Sorry, but I don't think you're getting the point here. An 800mm lens design is going to have an image circle larger than a FF sensor and thus larger than an APS-C sensor. A 500mm lens is still going to have an image circle larger than a FF sensor and thus larger than an APS-C sensor. You cannot 'design a smaller, brighter image circle' for a supertelephoto lens. The image circle is not limiting for FF, so it's not going to be limiting for APS-C.
Ok, I get that what you're suggesting is that Canon effectively design an 800mm lens with a speedbooster built into it. But that design would yield 500mm f/7.1 and would still cover a FF image circle, so what would be the point? A simple 500/7.1 would be a lot cheaper to build than a speedboosted 800/11, and it would be lighter, too (less glass).
There are no long telephoto lenses for APS-C. None. Even if the above point about the image circle not being limiting is not clear to you, you should think about why no one has made one – if it made any sort of sense, an OEM or 3rd party lens maker would have done it. Even with brands that only make crop sensors, like Oly/OM, their lenses that go beyond 300mm would actually work on a FF sensor. Because the image circle is not limiting.

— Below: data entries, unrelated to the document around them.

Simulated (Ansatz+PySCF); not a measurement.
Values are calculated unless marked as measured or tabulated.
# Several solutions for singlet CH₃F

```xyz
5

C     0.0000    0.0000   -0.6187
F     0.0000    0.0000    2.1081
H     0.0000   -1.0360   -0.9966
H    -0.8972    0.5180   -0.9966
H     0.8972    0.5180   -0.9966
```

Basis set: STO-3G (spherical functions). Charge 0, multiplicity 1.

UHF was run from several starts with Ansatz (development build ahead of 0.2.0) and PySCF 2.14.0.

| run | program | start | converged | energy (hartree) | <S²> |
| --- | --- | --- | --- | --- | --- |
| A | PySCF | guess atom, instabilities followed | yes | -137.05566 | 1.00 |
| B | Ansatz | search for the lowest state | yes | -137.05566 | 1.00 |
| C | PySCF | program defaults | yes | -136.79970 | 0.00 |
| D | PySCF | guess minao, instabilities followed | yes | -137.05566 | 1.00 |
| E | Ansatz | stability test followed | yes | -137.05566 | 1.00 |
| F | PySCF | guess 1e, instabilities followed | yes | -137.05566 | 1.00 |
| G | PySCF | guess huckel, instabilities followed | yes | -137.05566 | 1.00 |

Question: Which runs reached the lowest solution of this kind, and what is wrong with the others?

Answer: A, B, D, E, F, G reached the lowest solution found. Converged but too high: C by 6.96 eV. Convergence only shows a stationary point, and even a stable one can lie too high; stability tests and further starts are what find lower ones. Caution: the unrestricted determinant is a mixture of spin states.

The issue is that there is simply no point in making the lenses you are talking about. Not just from a cost perspective, but from an optical physics perspective.
This is also true, of course. It's likely why there are few high-end APS-C lenses from Canon and none for the RF mount, and why there has never been an L-series APS-C lens (though they do put them on fixed-lens camera with smaller sensors, like the PowerShot Pro1 and several camcorders). But that is irrelevant in this case.